Majoru, you could sit at my games any time -- my players rarely let me go on with a description for more than a few sentences ("Now wait a minute... I want to roll initiative before the orc cuts down that peasant! Yeah, I know, it's supposed to be a boxed text and all, but no way am I going to let that beast get away with it!").

So, you could say my players are very "proactive" (if that's even a proper English word?), and I'm completely fine with it; if a player disrupts my monologue, it means that he's doing something instead of passively listening. Although I only very rarely go on a "rambling" mode -- my own style is actually a mix of description and "prompting", i.e. I always pause after a few sentences to see if the players intend to do something (although they rarely wait for that long) and if not, I'll ask them if they want to do something. And if a player interrupts my description with an action, I roll with it.
What I thought was the weirdest thing was that the whole slaver encounter was screaming (at least to me) "
Skill Challenge time!". And even if had come to blows, who cares about tracking them? Another Skill Challenge (Intimidating a survivor, using Nature to estimate their course, and so on) would have solved the issue. This sort of thing is where 4E shines, so why didn't the DM say 'yes'? The only explanation that comes to mind (also based on their expressed views) is that they regard 4E as an "inferior" system, and even the DM hasn't bothered to read the rules (I wouldn't be surprised if he doesn't even know what a Skill Challenge is).
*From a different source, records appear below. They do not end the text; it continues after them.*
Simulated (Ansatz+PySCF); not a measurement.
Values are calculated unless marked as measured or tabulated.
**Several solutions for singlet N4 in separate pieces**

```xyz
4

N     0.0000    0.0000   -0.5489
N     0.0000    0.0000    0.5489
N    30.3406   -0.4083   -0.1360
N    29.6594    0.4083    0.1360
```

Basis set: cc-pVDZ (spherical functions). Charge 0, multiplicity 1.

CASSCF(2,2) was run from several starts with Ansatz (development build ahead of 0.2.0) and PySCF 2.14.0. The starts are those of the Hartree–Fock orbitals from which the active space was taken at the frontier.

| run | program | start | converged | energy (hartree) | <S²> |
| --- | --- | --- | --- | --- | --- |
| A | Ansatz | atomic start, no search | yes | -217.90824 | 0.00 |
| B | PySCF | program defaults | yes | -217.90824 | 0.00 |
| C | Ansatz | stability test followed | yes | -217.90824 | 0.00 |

I've played (and still occasionally play) under such a DM; he likes descriptions, complex plots with subtle clues (most of which goes on in the background and in his head; we rarely discover those clues, and even less about the metaplot), "punishing" active players who think outside the box (i.e. try to find ways that bypass his plotted course). Most adventures are solved by "triggering" NPCs and events in a rail-roaded, prewritten script (just as in computer games) -- and, like I said, usually the subtle hints are, well, so subtle that even attentive players easily miss them (and there's no "prodding" from the DM, ever). What a joy to spend three sessions in a row getting constantly hit with random encounters because we're going on wrong tangents and following "wrong" clues or trying "unscripted" stuff (the worst sessions are the ones in which we desperately try to avoid needless combat by "staying put", and wrack our brains to come up with the correct "solution"... it's just some role-playing and throwing ideas OOC with minimal DM interaction, and nothing, absolutely NOTHING happens). Well, maybe the DM you described isn't as bad as this, but I wouldn't still enjoy playing under him.